Northern Ireland

Mother and baby homes: 57 reports of alleged historic crimes made to police

Police launched an investigation into allegations of abuse in mother and baby homes, work houses and Magdalene laundries on October 6 2021
Police launched an investigation into allegations of abuse in mother and baby homes, work houses and Magdalene laundries on October 6 2021

POLICE have received 57 reports of alleged crimes at mother and baby homes, workhouses and Magdalene laundries since officers launched a major probe less than a year ago.

The PSNI began their investigation into the institutions on October 6 2021.

The institutions, run by the Catholic Church, the Church of Ireland, the Salvation Army and the state, existed in Northern Ireland until 1990.

A report published last year found around 10,500 women and children, including rape and incest victims and a girl as young as 12, were sent to homes between 1922 and 1990.

Many of the women felt coerced into giving up their children.

Police said the 57 reports included some from mothers who have never met their children.

Adele Johnstone, from Birth Mothers and their Children for Justice, gave birth at the Marianvale home in Newry.

She encouraged any potential victim to come forward.

"I would encourage anyone that has been impacted by the mother and baby institutions, Magdalene laundries and workhouses in Northern Ireland between 1922 to 1990 to come forward and speak to the dedicated Police Service of Northern Ireland investigation team," she said.

"You will be treated with complete sensitivity and respect as they wish to build a complete picture of what happened in these institutions.

"The only way to right the injustices of the past is to make your voices heard."

Neighbourhood policing teams are speaking to organisations and members of the public about the investigation.

Detective Superintendent Gary Reid, who is leading the investigation, said: "The last known institution closed down in 1990. This is not a lifetime ago, and we believe there are people out there who are still suffering in silence.

"It's important that we are engaging with our local communities about this investigation as there were so many across Northern Ireland that have been affected in some way by these institutions.

"We want to reassure anyone impacted in any way that this investigation is still very much live and ongoing and that we want to hear from them.

"If you were the victim of abuse or other forms of criminality in any of these institutions, or know somebody who was, or if you witnessed anything suspicious, please contact us.

"We care about what you have to say, will listen and support you, and will act to keep you and others safe."

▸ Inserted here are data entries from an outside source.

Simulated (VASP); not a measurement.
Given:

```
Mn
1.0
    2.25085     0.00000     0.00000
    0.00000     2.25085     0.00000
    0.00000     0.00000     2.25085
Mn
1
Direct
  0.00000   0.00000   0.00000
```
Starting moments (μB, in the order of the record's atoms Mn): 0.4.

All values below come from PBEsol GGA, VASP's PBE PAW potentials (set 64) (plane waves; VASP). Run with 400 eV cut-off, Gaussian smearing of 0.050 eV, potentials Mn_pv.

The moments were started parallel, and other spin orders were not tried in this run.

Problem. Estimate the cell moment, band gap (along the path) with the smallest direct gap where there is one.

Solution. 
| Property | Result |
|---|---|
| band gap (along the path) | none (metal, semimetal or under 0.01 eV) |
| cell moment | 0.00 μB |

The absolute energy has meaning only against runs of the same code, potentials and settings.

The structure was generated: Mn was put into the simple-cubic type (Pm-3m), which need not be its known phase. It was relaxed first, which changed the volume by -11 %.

The police team can be contacted on email at or via a direct line, 028 9090 1728, which is open during office hours between Monday and Friday.

Last month, the DUP confirmed to The Irish News it will back legislation at Westminster for survivors of mother and baby homes if the Stormont impasse continues.

The DUP is refusing to form an assembly as part of its protest against the post-Brexit Northern Ireland Protocol trade agreement.